DEFENSE DEPARTMENT

National Security Tests for the Next President

10/1/2015
By Sandra I. Erwin
Republican presidential candidates have blasted the Obama White House for its handling of foreign crises and for weakening the military. But few, if any, potential nominees have put forth any concrete policy prescriptions.

Talk is cheap on the campaign trail, especially on issues like military strategy and defense planning. Over the coming months, presidential hopefuls will continue to badger the current administration for making the nation vulnerable, alienating allies and emboldening enemies. Meanwhile, members of the Washington foreign policy establishment — as they generally do in advance of every presidential election — are looking to bring a dose of sanity into the debate.

Russian aggression in Ukraine; the rise of the Islamic State in Iraq and Syria; and the expansion of other violent extremist groups in the Middle East, South Asia and Africa have sparked worries that current American responses are inadequate, although no consensus has yet emerged around any alternative.

Panic and hysteria aside, the world is not falling apart and none of the current foreign crises are beyond the United States’ ability to manage, says James Dobbins, former U.S. ambassador and leader of a RAND Corp. project called “Choices for America in a Turbulent World.”

For the next president, the challenge will be setting priorities and balancing resources at a time of declining military budgets, suggests Dobbins, who along with a group of RAND analysts will be part of a cadre of think tanks that will seek to inject some level-headedness into the political discourse on national security.

Despite mounting chaos in the Middle East that has fed wider, more-exaggerated anxieties, on balance, predictions of disaster are overstated, he says. “Prior eras have seen much greater shifts in the global power balance than those underway today.”

America will come under pressure to make strategic foreign policy choices on multiple fronts, Dobbins says. “The problems the United States faces today are not greater in scale than those it mastered in the past.” Dealing with future crises, he says, will require efforts comparable to those made in decades past.

Chaos in the Middle East, Russian intervention in neighboring states, Chinese assertiveness in the South China Sea, climate change and a decline in U.S. military readiness have raised fresh questions about how America envisions its role in the world.

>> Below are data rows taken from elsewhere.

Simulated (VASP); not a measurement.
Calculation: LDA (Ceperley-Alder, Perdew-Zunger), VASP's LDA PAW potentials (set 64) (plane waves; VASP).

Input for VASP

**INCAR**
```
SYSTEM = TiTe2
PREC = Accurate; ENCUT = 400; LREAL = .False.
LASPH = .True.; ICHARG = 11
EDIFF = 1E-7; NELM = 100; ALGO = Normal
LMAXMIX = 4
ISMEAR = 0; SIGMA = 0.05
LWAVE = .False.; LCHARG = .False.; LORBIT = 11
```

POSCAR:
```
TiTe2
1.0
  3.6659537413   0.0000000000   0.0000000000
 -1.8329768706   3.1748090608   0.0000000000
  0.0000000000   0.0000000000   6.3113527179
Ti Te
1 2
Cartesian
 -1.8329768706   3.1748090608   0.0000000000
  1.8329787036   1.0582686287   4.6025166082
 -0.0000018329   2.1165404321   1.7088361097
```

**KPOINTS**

“Many feel that the pace of technological change is quickening, that the international order is disintegrating, that power is shifting from national governments to individuals and non-state actors, and that America’s capacity to lead is waning,” says the report. But it notes that the alarming rhetoric about the United States losing influence in the world is not grounded in reality.

In a briefing on Capitol Hill, Dobbins puts the campaign rhetoric in perspective. The rise of the Islamic State in Iraq and Syria indeed is a new, difficult and rather horrifying phenomenon, he says. But horrific violence in the Middle East is not unprecedented and has been dealt with successfully in the past.

The next president, no matter what the crisis at hand, will have to make decisions based on the fact that the United States is still the world’s dominant economic power and in a position to lead, as no other nation has yet emerged to step into the superpower role.

The question of how to counter ISIS should morph into a larger discussion on how the United States should combat terrorist groups, and whether current resources are adequate. The next administration might weigh options such as combining aggressive attacks on terrorist networks with non-kinetic efforts like community outreach and counter-radicalization messaging, or escalating the conflict from airstrikes to ground combat in Iraq and, eventually, Syria. Dobbins wonders if, at some point, the United States will need to decide how narrowly or broadly to identify terrorist enemies — as groups that threaten the homeland or also those that target U.S. friends and allies.

Another national preoccupation that needs more focus is cyber warfare, the RAND report says. The United States increasingly will be looked upon to lead in this area, including efforts to promote international norms in the cyber battleground or to step up the U.S. cyber weapons arsenal to deter state and non-state attackers.

But the most intractable international crisis looming for future U.S. leaders is how to tackle climate change, Dobbins says. “It’s probably the biggest single challenge the next administration will face.” Predictions of climate-related disasters have become more ominous, more imminent and more credible. And it is not a problem that the United States can address unilaterally because it is a global crisis that will require every state to collaborate, he adds. A future president could choose to move in several directions: Take the lead and drag other countries along in reducing emissions, continue to operate within global UN sponsored systems or go for bilateral and regional deals.

The climate dilemma is a reminder that the United States will have to work and collaborate with unfriendly nations like Russia. “We need Russia’s cooperation on Iran, Syria, climate change. What’s the balance between containing and cooperating?” Dobbins asks.

Future judgment calls on defense and foreign policy also will have to take fiscal concerns into account. The next president will inherit a smaller and less-combat ready military force, RAND warns. Even if Congress approves Obama’s proposed defense funding over the next several years, the defense budget as a proportion of gross domestic product soon will reach its lowest level in more than 50 years. Under the funding caps set by Congress, military spending would drop from the current 3.5 to 2.3 percent of GDP by 2023.

On defense spending, the next administration and Congress cannot continue to kick the can much longer, and will have to decide how much military power the nation can realistically afford.